More directly relevant to the magazine are the regular mentions of certain contributors to the magazine in other contexts, which imply that they were in some capacity connected to the publishing firm. This is an angle that we will need to pursue, as it may lead us to the identification of staff writers and editors for the magazine, and as yet we know very little about these. Here and there names for engravers and printers pop up, which could in turn provide welcome clues to the identities of people associated with the material production of the magazine.

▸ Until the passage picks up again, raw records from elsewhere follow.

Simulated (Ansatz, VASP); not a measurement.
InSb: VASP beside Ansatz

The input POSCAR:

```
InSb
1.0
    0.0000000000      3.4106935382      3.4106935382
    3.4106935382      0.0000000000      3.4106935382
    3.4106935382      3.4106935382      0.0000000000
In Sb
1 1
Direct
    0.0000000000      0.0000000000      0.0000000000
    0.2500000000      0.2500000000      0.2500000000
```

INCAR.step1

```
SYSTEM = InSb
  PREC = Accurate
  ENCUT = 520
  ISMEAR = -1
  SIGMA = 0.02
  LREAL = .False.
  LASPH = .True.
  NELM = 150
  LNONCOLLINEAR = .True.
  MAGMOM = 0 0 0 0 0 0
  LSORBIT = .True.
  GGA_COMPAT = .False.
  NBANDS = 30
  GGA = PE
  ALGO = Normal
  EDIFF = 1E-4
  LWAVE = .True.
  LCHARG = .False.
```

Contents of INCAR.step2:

One hypothesis I was looking to verify was that there would be a substantial, two-way connection between the acquisition by Robinson of copyrights for books on the one hand, and items appearing in the Lady’s Magazine on the other. We already know that books issued by Robinson were often excerpted in the magazine with a short notice that they had recently appeared, and commercially this of course makes a lot of sense. Eighteenth-century magazines tended to have a prominent miscellaneous character, which means that readers would next to entire self-contained narratives also expect to find some enticing snippets to guide them in their future choices from their subscription libraries or booksellers. It would be fabulous if we could learn whether the copyright for books was not sometimes acquired after excerpts therefrom had appeared in the Lady’s Magazine. This would imply that the publisher used the magazine to test the market value of texts, and based the ultimate acquisition on feedback from the public. This would be a likely way for amateur magazine contributors to make the transition to (semi-)professional authors of books. So far we have not been able to find conclusive evidence for this theory, but as soon as we do, we will let you know. Once we’re done celebrating.

Dr. Koenraad Claes

School of English, University of Kent

[1] St Clair, William. The Reading Nation in the Romantic Period. Cambridge: Cambridge University Press, 2004. p. 171

Vipers and Treacherous Men: Moral Tales in the Lady’s Magazine

The moral tales in the Lady’s Magazine form a distinct genre that consists of short, often illustrated, didactic stories intended to convey a lesson or moral to the reader. One might imagine that such a genre communicates a consistent or coherent ideology, but the fictional content of the moral tale varies widely in both instructive message and writing style – even in works by the same author.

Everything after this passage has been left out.